March 14 (Reuters) - U.S. stocks were on track for a higher open on Friday following a week-long selloff triggered by fears of a growth slowdown due to the Trump administration's erratic trade policies, while gold stocks rose as the precious metal breached the $3,000 level.
The global financial landscape witnessed volatility through the week, with the S&P 500 (.SPX), plunging into correction territory, losing $4 trillion. The tech-laden Nasdaq (.IXIC), had entered correction territory the previous week.
Investors scrambled to safe-haven assets, with gold breaching the psychological mark for the first time ever.
U.S.-listed stocks of bullion miners rose, with Barrick Gold gaining 1.9%, Gold Fields adding 2.3% and Sibanye Stillwater up 3.1% in premarket trading.
"While we may be getting used to the chaos, it still seems as though (U.S.) policy is being delivered in a haphazard manner," said Art Hogan, chief market strategist at B Riley Wealth. "It's a technical bounce in an oversold market."
The uncertainty stemming from U.S. President Donald Trump's inconsistent tariff policies has cast a shadow over investment prospects, threatening to tip the U.S. economy into a phase of high inflation and slowing growth.
U.S. tariffs on metal imports triggered swift retaliation from Canada and the European Union. Trump has already hinted at further reciprocal tariffs in early April.
Some brokerages lowered their ratings on U.S. stocks and a number of companies announced downbeat forecasts, citing concerns about the economy.
All three indexes are on track for weekly declines, with the benchmark index set for its longest weekly losing streak in seven months.
The blue-chip Dow (.DJI), is down about 9% from its recent record high.
At 08:42 a.m. ET, Dow E-minis were up 268 points, or 0.66%, S&P 500 E-minis were up 56.25 points, or 1.02%, and Nasdaq 100 E-minis were up 264 points, or 1.37%.
The sharp selloff has tempered U.S. stock valuations. Technical indicators such as the relative strength index for the S&P 500 show that the index has entered oversold territory and analysts say U.S. equities may be poised for a rebound.
Megacaps and chip stocks, which bore the brunt of the week's selloff, rose. Meta (META.O), added 2.3%, Nvidia (NVDA.O), was up 2.7%, Broadcom (AVGO.O), climbed 2.5% and Apple (AAPL.O), edged 0.5% higher.
Tesla (TSLA.O), rose 2.2%. A report said the automaker will make a lower-cost version of its best-selling Model Y in Shanghai, aiming to regain ground lost during a price war in its second-largest market.
The U.S. Senate was on the verge of passing a stopgap spending bill to avert a partial government shutdown after Democrats backed down in a standoff over Trump's campaign to slash the federal workforce.

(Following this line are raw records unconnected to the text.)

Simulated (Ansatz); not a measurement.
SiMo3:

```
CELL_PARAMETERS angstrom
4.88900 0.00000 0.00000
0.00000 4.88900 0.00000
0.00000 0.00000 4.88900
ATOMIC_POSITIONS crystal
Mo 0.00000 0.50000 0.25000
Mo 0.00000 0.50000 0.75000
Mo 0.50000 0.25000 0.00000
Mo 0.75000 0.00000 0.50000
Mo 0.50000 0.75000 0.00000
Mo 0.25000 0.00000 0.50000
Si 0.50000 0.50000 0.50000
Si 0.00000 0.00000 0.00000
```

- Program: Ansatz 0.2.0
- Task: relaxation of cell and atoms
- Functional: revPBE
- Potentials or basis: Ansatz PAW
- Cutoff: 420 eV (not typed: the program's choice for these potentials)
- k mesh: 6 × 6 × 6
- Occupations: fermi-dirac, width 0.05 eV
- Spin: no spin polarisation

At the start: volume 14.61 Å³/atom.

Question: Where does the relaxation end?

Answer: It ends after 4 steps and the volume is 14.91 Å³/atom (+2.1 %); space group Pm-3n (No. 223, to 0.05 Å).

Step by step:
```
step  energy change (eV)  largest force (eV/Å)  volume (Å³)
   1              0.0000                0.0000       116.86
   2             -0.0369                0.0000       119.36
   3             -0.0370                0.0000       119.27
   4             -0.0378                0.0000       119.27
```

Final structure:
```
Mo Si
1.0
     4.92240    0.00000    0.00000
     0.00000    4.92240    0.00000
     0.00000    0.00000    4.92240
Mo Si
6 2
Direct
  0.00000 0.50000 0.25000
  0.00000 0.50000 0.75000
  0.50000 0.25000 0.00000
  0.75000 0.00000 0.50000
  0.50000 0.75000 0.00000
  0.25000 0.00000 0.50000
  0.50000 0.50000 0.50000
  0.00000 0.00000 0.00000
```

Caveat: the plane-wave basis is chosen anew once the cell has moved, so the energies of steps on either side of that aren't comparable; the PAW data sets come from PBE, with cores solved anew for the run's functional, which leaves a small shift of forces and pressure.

The University of Michigan's survey of consumer mood is expected at 10 a.m. ET. Economists polled by Reuters expect the index to drop further to 63.1 from the 15-month low it hit in February.
The U.S. Federal Reserve's policy decisions will be in the spotlight in the coming week, with traders betting that the central bank will leave interest rates unchanged, according to data compiled by LSEG.
Crown Castle (CCI.N), jumped 6.7% after it said it would sell its fiber assets to two entities for $8.5 billion, nudged by activist investor Elliott Investment Management.